Can you provide an overview of Kinross' global portfolio and elaborate on the company’s strategy to acquire its assets?
We are a global company with a diversified portfolio of mines and development projects. Our two operating mines in Nevada are called Bald Mountain and Round Mountain. We also have an operating mine in Alaska called Fort Knox, together with a development project called Manh Choh which will soon become its own mine. In Russia, we have a large operating mine called Kupol-Dvoinoye and we recently purchased another property called Udinsk which is under development. In addition, we have an underground mine in Ghana called Chirano and a large deposit in Mauritania called Tasiast. Finally, we have two development projects in Chile: La Coipa and Lobo-Marte.
We have managed to be quite successful in all our jurisdictions, and a large part of that can be attributed to the good relationship we have with the local governments and regulatory agencies. Within our diversified portfolio, Nevada is very stable from a geopolitical standpoint, and we can draw on a large and experienced workforce.
How have your Nevada assets performed in the last year?
Our Nevada projects have grown considerably within the last year, and both have been quite successful in terms of production. A couple of years ago, the Phase W project was approved for Round Mountain, which had the aim of extending mining by five years and increasing life-of-mine production by 1.5 million ounces of gold. The expansion has been progressing at a good pace, and we have recently been working on getting through some of our major stripping years and getting into the heart of the ore body on the recent mine expansions. In early 2021, we identified movement in our north wall, and we were able to adjust our plan and develop appropriate mitigation steps to get that movement behind background levels. We have also been identifying areas of improvement, from an operating efficiency standpoint and how we deploy the overall mining fleet.

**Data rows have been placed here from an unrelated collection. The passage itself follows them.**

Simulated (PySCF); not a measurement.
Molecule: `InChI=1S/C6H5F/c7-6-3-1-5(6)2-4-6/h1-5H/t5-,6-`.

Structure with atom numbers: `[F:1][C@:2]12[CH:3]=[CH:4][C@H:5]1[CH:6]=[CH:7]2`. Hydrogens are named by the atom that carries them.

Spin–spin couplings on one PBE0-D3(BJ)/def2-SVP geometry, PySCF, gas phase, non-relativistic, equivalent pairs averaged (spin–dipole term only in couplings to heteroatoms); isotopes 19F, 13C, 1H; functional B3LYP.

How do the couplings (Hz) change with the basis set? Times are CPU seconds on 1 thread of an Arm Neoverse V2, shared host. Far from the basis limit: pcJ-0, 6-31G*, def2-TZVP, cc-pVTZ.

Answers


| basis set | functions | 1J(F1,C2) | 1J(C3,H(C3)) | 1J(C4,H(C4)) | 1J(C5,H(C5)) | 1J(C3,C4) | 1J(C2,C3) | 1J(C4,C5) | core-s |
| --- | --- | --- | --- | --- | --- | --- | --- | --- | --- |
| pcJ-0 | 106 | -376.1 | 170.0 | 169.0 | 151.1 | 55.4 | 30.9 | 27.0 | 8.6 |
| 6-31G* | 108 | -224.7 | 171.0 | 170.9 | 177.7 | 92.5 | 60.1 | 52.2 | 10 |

At Bald Mountain, we have been wrapping up the Vantage Complex project, which was another expansion of the mine site. It has been quite successful in adding mine life to the property. We have made multiple operational improvements in mining rates and lowered overall operating costs.
Could you elaborate on Kinross' exploration strategy?
In both properties, there is substantial interest to continue with exploration investment, which stems from the favorable jurisdiction we are located in and the quality of our assets, which have produced numerous ounces of gold over the years. We are constantly searching for new projects for our life of mine planning, so it is an ongoing strategy. At the moment, we are looking at multiple projects at Round Mountain that have a high likelihood of coming into the mine plan with positive economics.
What new technologies are being implemented at Kinross’ properties in Nevada to optimize production and improve efficiency?
At Kinross, we have a large passion for new technologies. As an example, we have implemented one of the first autonomous dozers on the Round Mountain property and are starting to train operators on how to use it.
What initiatives does Kinross have to reduce the environmental impact of its mines?
An important part of our culture at Kinross in Nevada is to complete reclamation as we mine. Bald Mountain has actually won a couple of awards around concurrent reclamation. There is a large mule, deer, and elk migration area close to this property, so it is important that as we mine, we pay attention to the areas that can be returned to better habitats.
Kinross has also made a commitment to the market to reduce overall greenhouse emissions, and we have already started introducing these initiatives in Nevada. We are taking this commitment very seriously from a mining fleet standpoint, finding ways to reduce our diesel consumption and improving operational efficiencies to limit our overall footprint.
How do you view the regulatory framework for mining companies in Nevada?
In Nevada, we are fortunate to have a good relationship with the BLM, which is the main agency that we work with since we are mining predominantly on public lands. We understand the various processes that we need to go through at the BLM to get to our next mine expansion. For mining companies in the US, the most challenging part is the lengthy permitting process and the investment required to move a project forward. The permitting process is becoming increasingly challenging; it is requiring larger investments and longer waiting times, which can limit the number of projects that can be economical.